Social Engineering, Or The Benefits Of Not Having Friends
Bob Sampson
CCISO CISSP CISM CGEIT Cyber security specialist, helping businesses achieve a more secure future. Talks about threats, risks, vulnerabilities and protective measures.
Friends are great. Without them, your parties lack a certain vibrancy, drinks rarely appear without request when you’re at the pub and your social calendar tends to sync more with your cat than other humans (my cats and I are watching Broadchurch together at the moment). On the other hand, without friends, you’ve fewer weddings to worry about going to, buying a round is pretty cheap and fewer people inadvertently try to help steal your money.
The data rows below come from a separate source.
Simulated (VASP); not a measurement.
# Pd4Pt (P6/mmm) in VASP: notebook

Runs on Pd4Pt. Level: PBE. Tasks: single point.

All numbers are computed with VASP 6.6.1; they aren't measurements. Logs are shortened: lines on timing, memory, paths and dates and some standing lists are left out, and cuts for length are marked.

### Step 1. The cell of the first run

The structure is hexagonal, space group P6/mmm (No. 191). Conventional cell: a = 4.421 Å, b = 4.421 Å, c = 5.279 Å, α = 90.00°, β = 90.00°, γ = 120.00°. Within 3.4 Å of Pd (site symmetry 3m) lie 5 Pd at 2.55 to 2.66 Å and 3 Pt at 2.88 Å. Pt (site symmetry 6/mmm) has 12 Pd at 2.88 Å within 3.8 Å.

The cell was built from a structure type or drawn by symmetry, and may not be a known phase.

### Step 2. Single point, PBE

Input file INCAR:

“How dare you call my friends thieves” I hear you cry aggrieved (well I would, if I had any friends). Well, you have the joys of the Internet to thank for it, and more specifically, Facebook. Facebook bridges a great chasm where our increasingly hectic professional lives are in conflict with our growing social lives. Often, we don’t have the time to catch up face to face with friends so we link up with them on Facebook and post pictures of the kids growing up or the new cat or whatever. It’s a wonderful tool for keeping alive those social bonds that might otherwise wither through neglect.
Facebook (FB going forward for ease), however, comes with a wide range of associated threats. Let’s gloss over the notion of not setting your privacy tight enough to stop pictures of your home being visible to all and sundry (oh, look at that lovely 60” TV and those iPads just laying around), although it is a serious concern in its own right, and let’s look at these threats from your friends.
Stealing stuff can be risky (*citation needed). More accurately, stealing electronically can take time, and the greater the time, the greater the risk of being caught. So those engaged in cybercrime would have it a lot easier if you just gave them the keys to your sensitive data. Our money, our online accounts and an ever-increasing range of services are protected by layers of security. For example, if you want to call your bank as you may have lost access to your online banking facility, you may need to provide a secret piece of information specific to you. This applies to anyone posing as you, pretending to have lost their (your) login details. And this is where social engineering comes in.
Social engineering is the act of intentionally making people give you this sensitive information or just scouring the web for it based on various social profiles. If you have both a FB account and a social circle on there, you may well have seen some of examples of social engineering without realising it. Just the other day, a friend reposted a link on FB with an old-style photo and the text within the image “Who can remember the name of the street they grew up on?”. Under the post were replies in their thousands from all the previous recipients of the post, including my friend. Now, I’ve a lot of online accounts on different sites and one of the most common security questions is “What is the name of the street you grew up on?”. Based on the previous responses, there are a lot of people out there, responding to posts like this one, giving away answers to security questions. Other common ones I’ve seen with almost identically styled photo included questions such as “Who can remember their first phone number?”, “Who can remember their first pet?” and “Who can remember their first teacher?”. These are all commonly used security questions for accounts.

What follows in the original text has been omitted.